These are challenging questions.

There’s paradox in change.

That’s why its important to remember that in the midst of massive change affecting organizations are the seeds of opportunity and transformational potential. Realizing this potential is a result of a successful change response. And successful change response always! begins with change leadership.

The paradox is that, although enterprise change programs are initiated to capitalize on change trends, ingrained corporate cultures, outdated systems and fear of the unknown create a chasm between the change that is desired and the change that is accepted, implemented and fully integrated.

Change leadership will bridge this gap. For the executive, this means re-assessing competencies, increasing self-awareness, and learning and embracing change leadership “virtues”.

(Virtue – definition: the quality of doing what is right and avoiding what is wrong, any admirable quality or attribute; “work of great merit” – WordNet® 3.0, © 2006 by Princeton University.)
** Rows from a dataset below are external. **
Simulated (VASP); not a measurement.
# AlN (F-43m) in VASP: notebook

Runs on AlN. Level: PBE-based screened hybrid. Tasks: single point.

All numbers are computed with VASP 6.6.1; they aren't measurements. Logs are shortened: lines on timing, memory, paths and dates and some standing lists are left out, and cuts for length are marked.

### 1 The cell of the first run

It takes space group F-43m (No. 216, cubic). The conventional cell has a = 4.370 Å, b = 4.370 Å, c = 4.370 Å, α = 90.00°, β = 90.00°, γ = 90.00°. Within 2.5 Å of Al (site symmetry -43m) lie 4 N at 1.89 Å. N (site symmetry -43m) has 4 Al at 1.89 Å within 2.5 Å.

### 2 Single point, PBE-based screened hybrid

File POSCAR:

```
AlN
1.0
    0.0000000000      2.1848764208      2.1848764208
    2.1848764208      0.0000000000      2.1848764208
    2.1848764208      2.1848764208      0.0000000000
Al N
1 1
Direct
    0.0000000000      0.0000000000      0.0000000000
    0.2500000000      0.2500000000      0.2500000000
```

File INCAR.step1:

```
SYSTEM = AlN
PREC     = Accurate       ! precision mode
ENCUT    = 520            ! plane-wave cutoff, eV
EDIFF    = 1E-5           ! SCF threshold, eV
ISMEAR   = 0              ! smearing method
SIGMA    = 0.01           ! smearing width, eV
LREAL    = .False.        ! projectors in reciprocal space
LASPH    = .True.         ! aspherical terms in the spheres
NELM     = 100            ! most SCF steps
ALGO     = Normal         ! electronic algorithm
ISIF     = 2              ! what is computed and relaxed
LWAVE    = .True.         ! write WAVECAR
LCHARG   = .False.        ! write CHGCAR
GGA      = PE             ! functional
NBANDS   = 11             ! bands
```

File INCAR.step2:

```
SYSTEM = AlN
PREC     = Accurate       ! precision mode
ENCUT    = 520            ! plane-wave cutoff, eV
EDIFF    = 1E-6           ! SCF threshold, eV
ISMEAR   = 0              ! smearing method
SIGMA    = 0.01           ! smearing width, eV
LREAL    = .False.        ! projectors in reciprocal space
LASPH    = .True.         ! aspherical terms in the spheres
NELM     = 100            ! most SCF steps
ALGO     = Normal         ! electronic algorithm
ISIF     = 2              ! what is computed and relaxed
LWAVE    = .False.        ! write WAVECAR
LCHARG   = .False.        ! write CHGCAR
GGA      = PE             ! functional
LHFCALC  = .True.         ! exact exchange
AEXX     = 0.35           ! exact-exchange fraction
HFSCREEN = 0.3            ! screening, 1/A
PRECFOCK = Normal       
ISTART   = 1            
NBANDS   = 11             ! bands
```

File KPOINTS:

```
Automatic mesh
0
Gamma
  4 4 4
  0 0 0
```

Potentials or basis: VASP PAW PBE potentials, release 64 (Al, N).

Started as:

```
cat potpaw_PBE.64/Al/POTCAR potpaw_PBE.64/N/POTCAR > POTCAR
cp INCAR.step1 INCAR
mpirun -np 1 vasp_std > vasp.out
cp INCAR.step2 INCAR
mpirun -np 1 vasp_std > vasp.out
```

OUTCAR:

Executive Challenge: Filling the Leadership Chasm

Organizational response to change often contradicts accepting reality and getting desired results. Habits, systems and culture get pushed around, and people go through the motions, but the results are insignificant, the change doesn’t stick and soon its back to business as usual.

An example is the typical organizational response to changing demographic trends in light of an increasingly critical need to recruit and retain top talent.

Its known that shifts in workforce demographics require new and more creative talent management strategies. But entrenched policies, cultures, systems and perceptions impede progress. The inability to more effectively and quickly respond, points to a chasm that won’t be filled solely by moving people in and out of leadership positions.

It requires that current executives step up to accept reality and challenge assumptions, past experience and future aspirations.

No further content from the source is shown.